NEW YORK – They were known as dropout factories: Big high schools in poor neighborhoods where only a quarter to a third of students graduated.

New York City under Mayor Michael Bloomberg has systematically shut down large, failing high schools and replaced them with small schools, many pegged to themes like the fashion industry or the business of sports.

A new study funded by the Bill and Melinda Gates Foundation — which has invested more than $150 million in New York City schools — suggests that the small schools have succeeded in boosting graduation rates for the city’s most academically challenged students.

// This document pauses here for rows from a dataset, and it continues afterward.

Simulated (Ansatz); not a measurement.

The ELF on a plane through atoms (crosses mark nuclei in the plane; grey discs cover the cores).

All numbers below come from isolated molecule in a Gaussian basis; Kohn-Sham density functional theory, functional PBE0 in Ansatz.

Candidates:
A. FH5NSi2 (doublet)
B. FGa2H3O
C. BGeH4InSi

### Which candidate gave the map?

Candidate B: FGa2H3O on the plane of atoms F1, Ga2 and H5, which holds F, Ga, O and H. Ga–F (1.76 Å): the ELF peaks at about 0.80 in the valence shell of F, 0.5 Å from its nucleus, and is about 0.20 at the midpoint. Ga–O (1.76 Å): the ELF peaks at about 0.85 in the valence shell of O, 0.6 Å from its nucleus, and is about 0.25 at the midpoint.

Proponents say small schools can provide one-on-one support to struggling students, and the specialized programs are supposed to improve students’ motivation by enticing them to apply to schools that match their interests.

“This shows the strategy is working,” said New York City Schools Chancellor Joel Klein, who since 2002 has shuttered more than 20 large high schools with as many as 4,000 students each and replaced them with 216 small schools with names like the Academy of Health Careers or the Law, Government and Community Service Magnet High School.

The study released today by the education think tank MDRC examined students at 105 of the new high schools with 550 students or fewer.

It found that by the end of their first year of high school, 58.5 percent of students at the so-called “small schools of choice” were on track to graduate in four years, compared with 48.5 percent at other schools.

the fourth year, the small schools had an overall graduation rate of 68.7 percent compared with 61.9 percent for the control group. Both numbers were much higher than the rates at the closed schools.

Because New York City’s system for assigning students to high schools is partly a lottery, the study’s authors were able to compare students who got into the small schools with demographically similar students who got into other schools. The small schools are not academically selective; they are open to all eighth-grade graduates.

Both groups were overwhelmingly black and Hispanic and living in neighborhoods with high poverty rates — students who are most at risk for dropping out.

New York’s new high schools typically operate in clusters inside the shells of the schools they replaced.

The eight-story John F. Kennedy High School in the Bronx has been broken up into six schools, including the Bronx Theatre High School, the Marble Hill High School for International Studies and the Bronx School of Law and Finance. The schools all teach required subjects like math and English.

At the theater school, students recently designed costumes and read scenes to each other. Photos in the hallway showed past productions of “Twelfth Night” and “A Raisin in the Sun.”

Principal Deborah Effinger greeted students by name, telling one boy politely to stash his football in his backpack. Color-coded charts on her office wall showed that most students were on track to graduate.

The Gates Foundation shifted its strategy in 2008 from starting new schools to targeting teacher effectiveness and national standards. Foundation spokesman Chris Williams said once they are up and running, the schools are expected to be “fully sustainable without philanthropic investments.”